We continue our seminar series, on Tuesday, Feb. 11 at 13.00
On site: Sala Adoración de Miguel (Leganés)
For this event in the Aerospace PhD Seminar Series, we have the pleasure of hosting Dr. Aaron J. Rosengren, Assistant Professor in the Jacobs School of Engineering and the Center for Astrophysics \& Space Studies at the University of California San Diego.
The event will take place in the Sala Adoración de Miguel on Tuesday, February 11 at 13:00.
Aaron J. Rosengren is an Assistant Professor in the Jacobs School of Engineering and the Center for Astrophysics \& Space Studies at the University of California San Diego. He previously served from 2017-2020 as an Assistant Professor in the College of Engineering and of the Interdisciplinary Graduate Program in Applied Mathematics at the University of Arizona. He completed his postdocs at the Aristotle University of Thessaloniki in Greece in the Department of Physics (2016-2017), as a member of the EU H2020 Project, REDSHIFT, and at the Institute of Applied Physics Nello Carrara of the Italian National Research Council (2014-2016), as a member of the EU FP7 Marie Curie Initial Training Network, Stardust.
“Dynamical Frameworks for Tracking and Sustaining Space Operations in Cislunar xGEO“
Abstract:
Cislunar space, outside the confines of the geosynchronous belt (xGEO), is poised to serve as a new high ground for space operations, and, like its circumterrestrial counterpart, must be sustained against risk from debris and other threats. A rigorous dynamical definition for xGEO is the critical distance at which the secular contributions from lunisolar perturbations exceed those from Earth oblateness, known in astronomical parlance as the Laplace radius. xGEO fundamentally represents a restricted four-body problem (R4BP), which can be approached locally using the perturbed-Hamiltonian formulation or globally using techniques stemming from the R3BP. Remote sensing, regardless of the phenomenology, must accommodate the complex multi-body astrodynamics in this domain, which is dramatically different from the weakly perturbed Keplerian approach used for over a half century for the detection and tracking of objects near Earth.

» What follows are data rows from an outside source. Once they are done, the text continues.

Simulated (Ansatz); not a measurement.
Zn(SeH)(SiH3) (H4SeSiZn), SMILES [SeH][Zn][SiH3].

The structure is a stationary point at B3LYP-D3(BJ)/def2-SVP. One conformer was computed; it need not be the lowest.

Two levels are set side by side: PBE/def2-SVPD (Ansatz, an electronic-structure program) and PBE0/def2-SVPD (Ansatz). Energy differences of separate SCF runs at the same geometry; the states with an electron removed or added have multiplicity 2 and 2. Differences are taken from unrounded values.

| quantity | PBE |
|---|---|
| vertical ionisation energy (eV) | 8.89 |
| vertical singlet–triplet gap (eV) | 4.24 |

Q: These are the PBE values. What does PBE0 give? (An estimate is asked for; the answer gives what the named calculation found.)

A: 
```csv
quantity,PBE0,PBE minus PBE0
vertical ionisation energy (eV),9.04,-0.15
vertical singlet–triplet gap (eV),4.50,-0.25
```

In contrast to the traditional geocentric domains, the predominant resonances in xGEO are governed by octupolar and higher-order perturbations to the classical Kozai-Lidov-von Zeipel dynamics, among, hitherto, unstudied interactions with the lunar orbital and precession frequencies. Lunar mean-motion resonances (MMRS) significantly shape cislunar dynamics forming stable-unstable pairs, with corresponding intermingled chaotic and regular regions. The region of influence of the unstable resonant orbits (also called the chaotic resonance zone) can be rigorously defined using the separatrix of unstable resonant periodic orbits surrounding stable quasi-periodic regions (forming the stable resonance width). Furthermore, the manifolds emanating from unstable MMRs can enable rapid dynamical transfers between resonances through heteroclinic connections.
This study combines the local picture provided by the perturbed-Hamiltonian formulation with the global geometric dynamical portrait provided by semi-analytical, dynamical-systems theory approaches to the restricted three-body problem, harnessing these in unique ways to probe for the first time the high time-resolution details of the strongly chaotic orbital evolution of all distant cislunar space probes. Furthermore, the insights and constraints from Hamiltonian mechanics can aid in detection and tracking amidst this new dynamic topography. In this talk, we will show how these investigations can enable observers to decide where and when data should be obtained in future campaigns, for example, by providing stringent constraints through stability analysis of the existing and predicted orbits.
Aspects of this research have been done in collaboration with Shane D. Ross and Anjali Rawat of Virginia Tech and Bhanu Kumar of the University of Michigan.
The seminar begin at 13:00 pm and will take place in the Sala Adoración de Miguel, Leganés.
No previous registration is required.